The beauty and security, the Linus blanket of a church or a cathedral
or a diocesan infrastructure will crumble, but it is the prayers of the people,
the journeying of the people in the way in which and to which we are baptised: these
are the church and the cathedral and the diocese and the collected authenticity
of the City of God.
To that we must witness by our mad-crazy actions. Are we a people who
welcome and embrace the odd and dysfunctional or the just plain different? I
speak not only of our big picture response to the world’s growing migration of
refugees, but the far more difficult small picture response of our attitude to
a noisy child or an unshowered street person or a person with prison tats in
the pew next to us. Do we embrace or do we exclude? I know my first reaction,
and I suspect I am not alone in needing to confess my reliance on comfort zones
that do not represent the topsy-turvy Magnificat values of Jesus the Christ. Do
we embrace and include those who are not from our socio-economic, chronological,
ethnic or cultural milieu, or do we subtly (not least by our expectations of
high literacy) exclude the lowly and the other, as we sing or read our
Magnificat?
Advent is a time of preparation. Sometimes the temptation is even to make
preparation distant and abstract, if aesthetically pleasing. Remembering the
sage words of R.A.K. Mason’s “On the Swag”

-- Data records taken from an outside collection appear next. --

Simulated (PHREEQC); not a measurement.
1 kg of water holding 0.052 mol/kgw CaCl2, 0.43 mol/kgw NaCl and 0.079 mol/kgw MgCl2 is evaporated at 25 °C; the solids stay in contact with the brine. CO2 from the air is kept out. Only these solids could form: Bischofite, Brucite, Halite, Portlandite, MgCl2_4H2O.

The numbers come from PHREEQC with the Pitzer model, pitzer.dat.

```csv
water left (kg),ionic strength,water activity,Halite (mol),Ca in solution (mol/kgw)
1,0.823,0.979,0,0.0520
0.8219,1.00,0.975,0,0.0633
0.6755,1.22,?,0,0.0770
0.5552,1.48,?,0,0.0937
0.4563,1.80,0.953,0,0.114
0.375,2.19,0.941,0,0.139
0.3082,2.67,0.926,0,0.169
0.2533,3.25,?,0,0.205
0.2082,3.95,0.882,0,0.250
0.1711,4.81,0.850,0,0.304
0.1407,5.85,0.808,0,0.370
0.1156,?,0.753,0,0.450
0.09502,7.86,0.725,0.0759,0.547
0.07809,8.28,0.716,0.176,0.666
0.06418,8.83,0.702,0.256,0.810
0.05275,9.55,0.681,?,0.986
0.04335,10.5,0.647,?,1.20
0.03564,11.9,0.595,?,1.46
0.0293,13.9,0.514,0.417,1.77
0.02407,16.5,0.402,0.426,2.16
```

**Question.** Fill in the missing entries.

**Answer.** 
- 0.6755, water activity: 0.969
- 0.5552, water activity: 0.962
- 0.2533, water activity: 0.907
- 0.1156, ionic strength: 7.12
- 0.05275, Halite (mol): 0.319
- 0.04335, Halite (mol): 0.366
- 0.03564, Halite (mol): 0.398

at least as much as those of Jesus the already-come and still-coming Christ, or
indeed of Mary his mother, we need to ask once more whether our hearts are
really prepared to encounter Jesus, to “bring him in, ” to “let the wine be
spiced in the old cove’s night-cap.” Can
we pause to meet him in the upside-down, topsy-turvy world he simultaneously inhabits
and promises, or are we prisoners of our own paradigms of comfort and propriety,
orderliness and niceness?
May God help us to be ready for the coming, upside-down Christ of the
Magnificat.
The peace of the coming Christ be always with you.